Investing overseas will not hollow out Taiwan's industries as many were concerned previously, and will further help the industries to grow, according to a report released yesterday by the Industrial Development Bureau.
The research, polling over 100,000 local companies during 1993 to 1999, was conducted by the ?Chung-hua Institute for Economic Research (CIER,
The report found that instead of negatively impacting the domestic economy, companies doing business overseas have helped to boost their revenues at home.
According to the report, revenues of companies doing investment outside Taiwan accounted for 41.5 percent of total sales of the polled enterprises in 1999, up from 33.1 percent in 1993.
The domestic fixed assets of manufacturers who moved part of their business overseas also increased from 39.7 percent in 1993 to 44.5 percent in 2000, the study said.
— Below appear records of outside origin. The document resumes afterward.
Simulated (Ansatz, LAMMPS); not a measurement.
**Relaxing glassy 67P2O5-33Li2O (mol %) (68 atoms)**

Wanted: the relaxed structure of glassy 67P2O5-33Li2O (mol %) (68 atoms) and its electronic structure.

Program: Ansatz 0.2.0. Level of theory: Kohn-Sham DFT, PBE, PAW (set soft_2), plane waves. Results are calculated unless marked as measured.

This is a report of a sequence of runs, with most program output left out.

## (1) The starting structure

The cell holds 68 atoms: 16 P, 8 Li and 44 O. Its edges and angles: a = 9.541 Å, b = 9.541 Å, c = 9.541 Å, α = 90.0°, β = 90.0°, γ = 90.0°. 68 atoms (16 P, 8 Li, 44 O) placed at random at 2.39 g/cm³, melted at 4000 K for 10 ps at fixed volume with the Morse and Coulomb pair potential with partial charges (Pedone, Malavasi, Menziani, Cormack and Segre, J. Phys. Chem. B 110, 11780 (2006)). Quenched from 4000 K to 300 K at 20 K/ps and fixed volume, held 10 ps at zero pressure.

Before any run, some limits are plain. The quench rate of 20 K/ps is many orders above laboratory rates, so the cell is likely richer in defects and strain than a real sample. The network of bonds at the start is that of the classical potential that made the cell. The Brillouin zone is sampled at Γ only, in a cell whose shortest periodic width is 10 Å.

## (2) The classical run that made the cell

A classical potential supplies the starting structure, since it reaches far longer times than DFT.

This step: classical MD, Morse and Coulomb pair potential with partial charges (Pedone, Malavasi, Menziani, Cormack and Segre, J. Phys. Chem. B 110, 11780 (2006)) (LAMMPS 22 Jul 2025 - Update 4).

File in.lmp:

Furthermore, companies with overseas investment on average saw 18.28 percent growth in sales, while those who only conduct business in Taiwan reported 4.19 percent.
The same phenomenon was prolonged throughout 2003, the report said.
As a large number of companies are flocking to China to save costs, the report found the strategy did little to help the local economy, as those who put all their eggs in the Chinese basket only saw sales grow 47.89 percent in the 1993 to 2000 period, while companies invested elsewhere enjoyed 114.3 percent growth in earnings during the same period.
During the 10 months to October, trade between Taiwan and China rose 22.2 percent from a year earlier to US$37 billion, the Board of Foreign Trade said.
The total accounted for 17 percent of Taiwan's total external trade, compared with the 15.1 percent posted the year before, the bureau added.
But due to the similarity in language and culture, Taiwanese manufacturers operating in China tended to entirely replace Taiwan and make China their production base, which resulted in their miniscule contribution to the Taiwanese economy, the CIER report said.
Taiwanese companies operating in China have harmed the job market, cutting 7.8 percent of their Taiwanese staff over the 1993 to 2000 period, the report added.
In comparison, companies that invested in places other than China still shipped a large percentage of goods back to Taiwan for further processing.
Companies having investments abroad increased their Taiwanese staff by 11.2 percent during 1993 to 2000, while those having no overseas operations cut 2.6 percent of their staff in the same period, the report said.
The report concluded by saying the government should provide incentives for local companies to diversify their investments overseas to reduce risk and increase competitiveness, and that they should especially focus on countries outside China.